Loading Relevant Packages

Install and load the necessary packages to reproduce the report here:

library(readr)
library(tidyr)
library(dplyr)
library(kableExtra)
library(Hmisc)
library(outliers)
library(stringr)

Read WHO Data

Read the WHO data and displaying the first 6 observations using head() function.

who <- read_csv("WHO.csv")
## Parsed with column specification:
## cols(
##   .default = col_integer(),
##   country = col_character(),
##   iso2 = col_character(),
##   iso3 = col_character()
## )
## See spec(...) for full column specifications.
head(who)

We notice, variable names beyound year are actually supposed to be values, hence we need to gather the data and tidy it up slightly using gather() function.

Tidy Task 1:

Using gather() function, the dataset has been reshaped and displayed below.

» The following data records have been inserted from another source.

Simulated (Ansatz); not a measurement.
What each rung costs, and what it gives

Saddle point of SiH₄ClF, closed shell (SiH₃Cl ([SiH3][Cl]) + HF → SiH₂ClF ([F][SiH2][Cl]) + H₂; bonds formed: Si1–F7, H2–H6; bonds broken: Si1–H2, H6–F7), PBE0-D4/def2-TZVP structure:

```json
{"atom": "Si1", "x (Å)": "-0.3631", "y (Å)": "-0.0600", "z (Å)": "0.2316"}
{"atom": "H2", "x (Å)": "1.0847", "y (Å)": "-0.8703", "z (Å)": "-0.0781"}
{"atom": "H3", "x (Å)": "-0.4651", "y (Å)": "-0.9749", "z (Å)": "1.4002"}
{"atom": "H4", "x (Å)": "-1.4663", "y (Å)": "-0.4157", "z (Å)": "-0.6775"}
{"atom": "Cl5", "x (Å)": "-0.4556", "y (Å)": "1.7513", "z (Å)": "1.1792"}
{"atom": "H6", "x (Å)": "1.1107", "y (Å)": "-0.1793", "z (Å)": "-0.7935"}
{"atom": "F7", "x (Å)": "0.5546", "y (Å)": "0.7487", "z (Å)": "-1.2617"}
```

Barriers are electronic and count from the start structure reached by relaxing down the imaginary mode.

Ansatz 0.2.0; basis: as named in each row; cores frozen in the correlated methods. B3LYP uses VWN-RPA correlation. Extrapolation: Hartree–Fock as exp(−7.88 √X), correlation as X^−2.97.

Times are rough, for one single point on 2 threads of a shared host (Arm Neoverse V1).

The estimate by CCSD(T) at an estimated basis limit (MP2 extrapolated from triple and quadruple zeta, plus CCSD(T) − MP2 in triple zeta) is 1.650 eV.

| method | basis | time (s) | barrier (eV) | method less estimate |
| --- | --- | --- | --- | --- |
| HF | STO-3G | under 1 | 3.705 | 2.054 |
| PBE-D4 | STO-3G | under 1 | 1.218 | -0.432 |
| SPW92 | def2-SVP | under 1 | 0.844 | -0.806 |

who_gathered <- gather(who,"code", "value", 5:60)
who_gathered

Tidy Task 2:

After gathering the data, it is seen that the code variable has 4 seperate components in the observation - New/old cases, Case type (rel/ep/sp/sn/), gender (m/f) and age bracket. The code variable needs to be deconstructed and seperated into 4 variables - new, var, sex and age - using seperate() function.

who_separated <- who_gathered %>% separate(code, c("new", "var", "sex"), sep = "_")
who_separated <- who_separated %>% separate(sex, c("sex", "age"), sep = "(?<=[A-Za-z])(?=[0-9])")

Now that the dataset the code column has been reshaped, the resultant dataset consists of 9 variables and 405440 observations and is displayed below.

who_separated

Tidy Task 3:

It is seen that the var column of in the dataset has four components -ep, rel, sn, sp - which need to converted into variables as well. To do this, spread() function was used to create 4 new variables by replacing the “var” and “value” variables.

who_spread <- spread(who_separated, var, value)

The new dataset now contains 11 variables and and 101360 observations. The first handful observations are displayed below.

who_spread

Tidy Task 4:

In the final stage of tidying the data, the two character variables “sex” and “age” need to be converted into factors. This was done in the following manner with the help of the mutate() function.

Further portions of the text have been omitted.